It’s no picnic being in high school. Anyone who says how much fun they had in their high school years is delusional, outright lying, or was one of those “popular” ones who, thirty years later, is running his own Amway business and hasn’t had an original thought in his life. Add into this vitriolic mix discovering that one is gay, and you’ve got quite a horrible time of it, even (especially?) now.

What seems to be missing in this angst-ridden novel of the horrors of being a teen is some sort of (for lack of a better term) focus. So much happens outside of Noah’s exploration and reconciliation of himself that it seems that the book isn’t so much about him as it’s about how being gay is nothing compared with everyone else’s rape, incest, murder, child abandonment, and general psychosis.

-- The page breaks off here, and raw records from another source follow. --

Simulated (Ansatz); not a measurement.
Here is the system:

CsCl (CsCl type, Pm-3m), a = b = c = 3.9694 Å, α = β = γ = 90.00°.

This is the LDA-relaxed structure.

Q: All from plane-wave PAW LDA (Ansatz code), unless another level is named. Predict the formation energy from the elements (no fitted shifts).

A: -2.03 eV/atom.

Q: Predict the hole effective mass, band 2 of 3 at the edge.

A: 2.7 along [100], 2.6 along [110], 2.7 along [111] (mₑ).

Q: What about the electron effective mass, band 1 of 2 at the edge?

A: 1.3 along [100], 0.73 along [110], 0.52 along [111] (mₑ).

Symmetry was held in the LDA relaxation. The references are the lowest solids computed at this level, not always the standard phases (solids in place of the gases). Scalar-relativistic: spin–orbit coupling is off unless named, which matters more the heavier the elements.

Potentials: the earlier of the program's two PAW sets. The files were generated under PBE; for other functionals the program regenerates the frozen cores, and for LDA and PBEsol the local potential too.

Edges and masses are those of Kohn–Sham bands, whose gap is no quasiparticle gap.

I wish that author Bart Yates had decided to tell a story about a boy and his lover, rather than adding in so much other drama and madness that it obscures nearly every aspect of the relationship between the (presumably) primary characters. Tell a love story, or tell a story of crazy people who have among them one comparatively normal person who falls in love. This book seems to be screaming, “There’s nothing wrong with me — hell, I’m just gay, and everyone else is criminally insane. See? Being gay isn’t nearly as bad as all this, even though I have to take you, Constant Reader, through all this sewage in order to pound that point into your head.”

I think I’ll go back to reading Patricia Nell Warren; her classic works, such as The Front Runner and The Fancy Dancer, are much more compelling stories of coming to terms with one’s sexuality, as well as the fear and joy involved in coming to find a true lover.